The international community closely watched Macedonia yesterday as it started a partial repeat of the marred June 1 snap parliamentary poll, which may turn out to be crucial for the country’s European outlook.
The rerun of the vote was ordered in some 200 polling stations hit by violence and major irregularities. One person was killed in election-related violence and several others wounded two weeks ago.
The EU scolded membership candidate Macedonia over how the election was organized and warned that elections in line with democratic standards were a condition for the start of accession talks.
The European Commission representative in Macedonia, Erwan Fouere, said yesterday’s vote was Macedonia’s “last chance.”
“Party leaders have to understand that every act of violence, of intimidation and each fired shot is an attack on the democratic values of the country and an act that undermines its future,” he said ahead of the vote.
Macedonia won the status of membership candidate in 2005 but has since made little progress owing to slow reforms.

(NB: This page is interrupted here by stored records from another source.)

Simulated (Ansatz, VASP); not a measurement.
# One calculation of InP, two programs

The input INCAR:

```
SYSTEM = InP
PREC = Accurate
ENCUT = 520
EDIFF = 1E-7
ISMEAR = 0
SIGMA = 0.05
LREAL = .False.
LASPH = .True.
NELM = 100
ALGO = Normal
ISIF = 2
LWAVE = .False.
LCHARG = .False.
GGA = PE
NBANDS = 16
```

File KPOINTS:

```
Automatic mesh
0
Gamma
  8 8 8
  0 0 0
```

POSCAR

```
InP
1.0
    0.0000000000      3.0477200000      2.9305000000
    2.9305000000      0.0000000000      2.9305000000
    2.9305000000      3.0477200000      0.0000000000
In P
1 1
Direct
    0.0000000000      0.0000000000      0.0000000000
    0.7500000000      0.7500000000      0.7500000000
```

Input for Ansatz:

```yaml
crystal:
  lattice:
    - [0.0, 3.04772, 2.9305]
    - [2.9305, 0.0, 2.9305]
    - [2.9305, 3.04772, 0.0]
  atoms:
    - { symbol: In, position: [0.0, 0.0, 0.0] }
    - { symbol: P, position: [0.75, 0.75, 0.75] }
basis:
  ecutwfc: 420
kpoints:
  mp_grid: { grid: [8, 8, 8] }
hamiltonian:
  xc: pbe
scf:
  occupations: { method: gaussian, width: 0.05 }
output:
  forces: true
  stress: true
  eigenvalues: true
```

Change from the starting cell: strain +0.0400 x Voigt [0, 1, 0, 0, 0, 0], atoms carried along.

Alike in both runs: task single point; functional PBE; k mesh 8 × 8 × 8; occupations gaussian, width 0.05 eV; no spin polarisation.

Of the 1.78 million registered voters in Macedonia, some 160,000 were eligible to vote yesterday. The repeat vote was ordered in areas where the 25 percent Albanian minority dominates.
Two weeks ago Macedonian Prime Minister Nikola Gruevski’s nationalist VMRO-DPMNE won an absolute majority in the 120-seat assembly.
The rerun could swing the outcome from June 1, when the opposition Democratic Union for Integrations soundly defeated Gruevski’s coalition partners, the Democratic Party of Albanians.